WESTBURY Town Council has agreed the next steps in its aim to stop the construction of a proposed energy-from-waste incinerator in the town. The town council, which strongly oppose the plans, has agreed to ask its legal representatives to appoint a specialist to help identify any watertight planning objections, in preparation for when the application is next considered.

Wiltshire Council, which originally agreed the plans for the incinerator, has now deferred its decision until next month, at a meeting of their strategic planning committee, which will be held on 27th July.
Last week, the Environment Agency confirmed that it will issue a permit for Northacre Renewable Energy Ltd (NREL) to operate the incinerator, but NREL must wait for Wiltshire Council to make a decision before it can build the facility.
At an extraordinary meeting of Westbury Town Council on 7th June, councillors also agreed not to go down the route of a judicial review should the application be approved, saying that Wiltshire Council has been shown to follow the correct legal process.
Speaking at the extraordinary meeting, cllr Mark Bailey said, “The recommendation is that we do not go to judicial review – as we know, judicial review is not an appeal process, it’s an examination of the way the law has been applied and, as a result, it seems that we don’t really have any grounds as all the due processes have been followed. The advice is that we would have less than a 4/10 chance of it succeeding.”
Law firm, Leigh Day solicitors, has been appointed by Westbury Town Council to help fight the incinerator application, but there was some debate by councillors over whether they were the right firm to take on the case.
When asked if Leigh Day was the correct choice, the chair, cllr Sheila Kimmins answered, “They most certainly have experience as they dealt with the Alton incinerator in Hampshire that was eventually rejected. Leigh Day come highly recommended to us.”
Cllr Francis Morland, who abstained from voting on any decision at the meeting said, “What Westbury Town Council needs is credible defensible reasons for refusal – it didn’t have that at the first meeting. The question is where we get advice on that, and it is my opinion that Leigh Day are specifically litigation solicitors, and they specialise in judicial review and almost nothing else – what the council needs is not advice from solicitors, but rather specialist advice from a planning consultant as well as draft reasons for refusal. Doing this through Leigh Day doesn’t seem the right way forward.”

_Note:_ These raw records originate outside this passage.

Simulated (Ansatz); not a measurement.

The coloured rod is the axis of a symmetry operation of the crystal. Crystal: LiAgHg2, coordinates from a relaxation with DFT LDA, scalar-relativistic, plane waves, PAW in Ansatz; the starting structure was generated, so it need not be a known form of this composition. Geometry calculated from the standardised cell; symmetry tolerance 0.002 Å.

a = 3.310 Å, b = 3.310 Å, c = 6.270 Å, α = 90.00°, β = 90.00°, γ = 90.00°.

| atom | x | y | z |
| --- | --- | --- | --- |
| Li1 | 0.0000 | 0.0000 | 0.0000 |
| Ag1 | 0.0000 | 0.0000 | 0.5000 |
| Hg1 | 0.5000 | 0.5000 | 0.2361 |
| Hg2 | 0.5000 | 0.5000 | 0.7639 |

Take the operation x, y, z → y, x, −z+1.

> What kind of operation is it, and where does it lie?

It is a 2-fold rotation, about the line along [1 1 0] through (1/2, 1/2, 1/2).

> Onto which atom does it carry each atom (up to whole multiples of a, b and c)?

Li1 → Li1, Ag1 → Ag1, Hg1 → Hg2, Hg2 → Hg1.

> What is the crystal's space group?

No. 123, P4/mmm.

In response, cllr Bailey said, “We have taken advice from various campaign groups that have dealt with issues such as ours, and Leigh Day come very highly recommended. They were the lead legal team on the Hampshire incinerator which was turned down. I don’t disagree that we need to have a planning specialist, but Leigh Day has the scope to appoint one when they review national planning policy to identify any watertight planning objections.”
The town clerk, Deborah Urch added, “UK Without Incineration Network, the organisation that opposes incinerators across the country, suggested several solicitors of which Leigh Day were in the top five. We spoke to all those solicitors and Leigh Day were the only ones that had all our criteria.”
Cllr Gordon King said, “Cllr Morland is quite right here – the only thing that is going to defeat this is perfectly presentable and defendable reasons for refusal. Last time we tasked Leigh Day, rather late in the day, to come up with defendable reasons they failed to do so – and they might do again. But as cllr Baily outlined, the solicitors now will be given the scope to appoint a specialist who is technically competent so we can find those reasons for refusal.”
Cllr Morland went on to say that he believes Westbury Town Council should have appointed a planning specialist “much earlier in the process” and that they should cut out Leigh Day entirely.
In response, cllr Mike Sutton said, “It’s an interesting point that cllr Morland raises, but I’d like to remind councillors that we are currently in the first week of June and this planning process is expected to be completed by July, so I don’t think there is enough time now to change direction or who we appoint etc.
“I have to say that it is disappointing that these reasonable arguments were not presented to the incinerator task and finish group of the town council for discussion and are now being presented almost last minute – you had plenty of opportunities to meet with the group and raise your views, but have decided to wait until now.
“Cllr Morland is quite right that our argument last time was more emotional rather than hinging on solid planning reasons. However, something that has been overlooked, and can be found in the middle of the government’s Infrastructure Act (2015) it does say, ‘follow all the planning laws’, but adds ‘where the planning committee thinks the interests of the community override’, so this is something we may want to look into. There is still a get-out clause.”